By itself, a firearm is an inert object. By itself, it doesn’t just “go off.” Insert a human being and a negligent discharge can occur when the proper safety rules aren’t followed. Although we’ve all heard the old adage, “Rules are made to be broken”, the four universal safety rules explained here are designed to keep you, and everyone around you safe. If there is any exception to these rules, it is only under the strict control of a defensive shooting instructor, a range safety office. For example, in many of the advanced courses hat the USCCA teaches, students will have an opportunity ty practice drills which may include pointing dummy, SIRT, or simulation firearms at each other, but those drills are only allowed under the strict control of a qualified instructor. If in doubt about whether a rule is or should be temporarily violated, ask your instructor or range safety officer!
Treat All Guns as Though They Are Always Loaded
Most firearm “accidents” occur with firearms that the users had sworn were unloaded. Never, never, never grow careless with a firearm. Every single time you pick it up, perform the proper clearance procedure, and educate those in your household how to do the same. Treat a firearm that you’ve just unladed with the exact same respect as one that you’ve just loaded
Never Point Your Gun at Anything That You Are Not Willing to Destroy
Said another way, you should always be aware of the direction of your muzzle, and you should always keep that muzzle pointed in a safe direction.

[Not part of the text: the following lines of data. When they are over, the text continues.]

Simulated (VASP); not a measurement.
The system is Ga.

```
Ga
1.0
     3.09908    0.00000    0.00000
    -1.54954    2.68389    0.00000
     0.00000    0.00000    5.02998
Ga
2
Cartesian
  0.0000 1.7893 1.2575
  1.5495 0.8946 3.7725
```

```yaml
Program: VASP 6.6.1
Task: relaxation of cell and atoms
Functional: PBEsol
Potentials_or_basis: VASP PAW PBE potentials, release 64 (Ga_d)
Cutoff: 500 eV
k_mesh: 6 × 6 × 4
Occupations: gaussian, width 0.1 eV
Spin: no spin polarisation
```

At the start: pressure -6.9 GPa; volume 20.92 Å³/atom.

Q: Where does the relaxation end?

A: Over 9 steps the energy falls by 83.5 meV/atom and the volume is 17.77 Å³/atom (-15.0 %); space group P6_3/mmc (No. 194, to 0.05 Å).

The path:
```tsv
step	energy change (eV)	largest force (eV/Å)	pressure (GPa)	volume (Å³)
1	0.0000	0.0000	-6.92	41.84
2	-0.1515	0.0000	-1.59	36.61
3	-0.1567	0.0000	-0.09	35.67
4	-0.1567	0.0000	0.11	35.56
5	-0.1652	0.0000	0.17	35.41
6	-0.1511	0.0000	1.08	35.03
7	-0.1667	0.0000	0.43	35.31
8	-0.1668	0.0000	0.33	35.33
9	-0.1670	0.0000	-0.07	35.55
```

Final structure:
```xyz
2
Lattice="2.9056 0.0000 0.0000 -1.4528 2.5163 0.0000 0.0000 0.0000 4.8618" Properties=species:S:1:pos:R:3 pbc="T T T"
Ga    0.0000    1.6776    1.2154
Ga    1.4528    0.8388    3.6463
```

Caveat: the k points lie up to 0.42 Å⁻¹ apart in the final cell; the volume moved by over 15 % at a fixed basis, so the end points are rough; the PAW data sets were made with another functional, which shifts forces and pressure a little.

Since your firearm has to point somewhere, you should always ensure that it’s pointed in a direction that can serve as a backstop, and will not cause a dangerous ricochet if the firearm where to discharge. That criteria would indicate that pointing the firearm straight up or straight down would not be considered a safe direction, since a round negligently fired up may penetrate a ceiling; ricochet off the ceiling; or travel for thousands of feet if fired outside; and a round fired starlight down can penetrate a floor or ricochet off the floor or ground.
A good method to practice this rule is to pretend that a laser extends out from the end of the barrel. You should NEVER let that imaginary beam touch anything that won’t stop a bullet (that includes any wall, ceiling, or floor) or ANYONE (that includes you own hands, legs, or body) unless you are in a defensive situation and all criteria is present for the use of deadly force.
Keep Your Finger OFF The Trigger and outside the Trigger Guard Until You Are on Target and Have Made the Decision To Shoot!
Until these criteria have been met, your finger should be starlight and placed firmly on the frame of the firearm. Your trigger finger should be in this location whenever you are not shooting, including when you are clearing a malfunction or reloading. The finger should be completely above the trigger area, not on the trigger guard, and not blocking the ejection port. In a defensive situation, do NOT put your finger in the trigger guard unless all requirements have been met for the use of deadly force. Training consistently with this method will avoid a negligent discharge in a stress situation, when your body’s natural adrenaline dump will cause the strength of your grip to increase.
Always Be Sure of Your Target and Beyond
Said another way, you must POSITIVELY identify your target before you shoot and you MUST be convinced that anything that you shoot at (a target on the range, or an attacker in a parking garage) must have an effective backstop to stop your bullet, otherwise you MUST NOT SHOOT! In addition to knowing what is behind your target, you must also know what is to the left, the right, in front of, above and below your target. Whether you’re practicing at the range, hunting in the wilderness, or involved in a defensive situation, remember hat every round you fire will continue in a straight line until it impacts into a target. You must be convinced that it will stop in the target of your choice, rather that a “target” that you didn’t see, or weren’t aware of.